Structures

The first step in writing a program is usually to identify the problem domain's concepts, and then find suitable representations for them in code. Sometimes, a domain concept is a collection of other, simpler, concepts. In that case, it can be convenient to group these simpler components together into a single "package", which can then be given a meaningful name. In Lean, this is done using structures, which are analogous to structs in C or Rust and records in C#.

Defining a structure introduces a completely new type to Lean that can't be reduced to any other type. This is useful because multiple structures might represent different concepts that nonetheless contain the same data. For instance, a point might be represented using either Cartesian or polar coordinates, each being a pair of floating-point numbers. Defining separate structures prevents API clients from confusing one for another.

Lean's floating-point number type is called Float, and floating-point numbers are written in the usual notation.

#check 1.2
1.2 : Float
#check -454.2123215
-454.2123215 : Float
#check 0.0
0.0 : Float

When floating point numbers are written with the decimal point, Lean will infer the type Float. If they are written without it, then a type annotation may be necessary.

#check 0
0 : Nat
#check (0 : Float)
0 : Float

A Cartesian point is a structure with two Float fields, called x and y. This is declared using the structure keyword.

structure Point where
  x : Float
  y : Float
deriving Repr

After this declaration, Point is a new structure type. The final line, which says deriving Repr, asks Lean to generate code to display values of type Point. This code is used by #eval to render the result of evaluation for consumption by programmers, analogous to the repr function in Python. It is also possible to override the compiler's generated display code.

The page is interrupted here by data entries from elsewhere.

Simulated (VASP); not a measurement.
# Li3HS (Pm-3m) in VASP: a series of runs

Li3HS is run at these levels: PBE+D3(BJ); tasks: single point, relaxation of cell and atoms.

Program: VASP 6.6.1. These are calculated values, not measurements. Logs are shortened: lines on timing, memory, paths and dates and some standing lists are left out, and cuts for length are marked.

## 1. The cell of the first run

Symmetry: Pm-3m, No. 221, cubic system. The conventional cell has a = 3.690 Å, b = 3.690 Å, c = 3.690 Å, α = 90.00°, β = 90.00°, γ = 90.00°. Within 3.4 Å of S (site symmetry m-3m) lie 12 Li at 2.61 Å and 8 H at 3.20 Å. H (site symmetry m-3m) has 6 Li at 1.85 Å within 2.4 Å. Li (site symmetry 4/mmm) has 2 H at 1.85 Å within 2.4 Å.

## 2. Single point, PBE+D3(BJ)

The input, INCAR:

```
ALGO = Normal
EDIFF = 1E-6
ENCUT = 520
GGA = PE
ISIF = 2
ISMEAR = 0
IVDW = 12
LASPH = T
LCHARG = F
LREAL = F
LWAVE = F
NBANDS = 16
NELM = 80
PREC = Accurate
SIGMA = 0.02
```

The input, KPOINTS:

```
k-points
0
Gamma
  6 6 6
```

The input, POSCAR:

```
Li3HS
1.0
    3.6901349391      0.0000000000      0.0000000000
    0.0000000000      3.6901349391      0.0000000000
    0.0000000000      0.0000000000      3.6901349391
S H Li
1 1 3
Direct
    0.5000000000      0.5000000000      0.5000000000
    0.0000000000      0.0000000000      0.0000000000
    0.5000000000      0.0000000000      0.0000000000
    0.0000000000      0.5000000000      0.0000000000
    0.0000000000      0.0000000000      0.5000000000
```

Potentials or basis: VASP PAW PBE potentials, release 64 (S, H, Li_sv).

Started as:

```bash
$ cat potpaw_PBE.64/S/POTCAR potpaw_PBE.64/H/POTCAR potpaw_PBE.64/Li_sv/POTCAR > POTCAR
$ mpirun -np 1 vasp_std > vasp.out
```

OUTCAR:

The typical way to create a value of a structure type is to provide values for all of its fields inside of curly braces. The origin of a Cartesian plane is where x and y are both zero:

def origin : Point := { x := 0.0, y := 0.0 }

If the deriving Repr line in Point's definition were omitted, then attempting #eval origin would yield an error similar to that which occurs when omitting a function's argument:

expression
  origin
has type
  Point
but instance
  Lean.MetaEval Point
failed to be synthesized, this instance instructs Lean on how to display the resulting value, recall that any type implementing the `Repr` class also implements the `Lean.MetaEval` class

That message is saying that the evaluation machinery doesn't know how to communicate the result of evaluation back to the user.

Happily, with deriving Repr, the result of #eval origin looks very much like the definition of origin.

{ x := 0.000000, y := 0.000000 }

Because structures exist to "bundle up" a collection of data, naming it and treating it as a single unit, it is also important to be able to extract the individual fields of a structure. This is done using dot notation, as in C, Python, or Rust.

#eval origin.x
0.000000
#eval origin.y
0.000000

This can be used to define functions that take structures as arguments. For instance, addition of points is performed by adding the underlying coordinate values. It should be the case that #eval addPoints { x := 1.5, y := 32 } { x := -8, y := 0.2 } yields

{ x := -6.500000, y := 32.200000 }

The function itself takes two Points as arguments, called p1 and p2. The resulting point is based on the x and y fields of both p1 and p2:

def addPoints (p1 : Point) (p2 : Point) : Point :=
  { x := p1.x + p2.x, y := p1.y + p2.y }

Similarly, the distance between two points, which is the square root of the sum of the squares of the differences in their x and y components, can be written:

def distance (p1 : Point) (p2 : Point) : Float :=
  Float.sqrt (((p2.x - p1.x) ^ 2.0) + ((p2.y - p1.y) ^ 2.0))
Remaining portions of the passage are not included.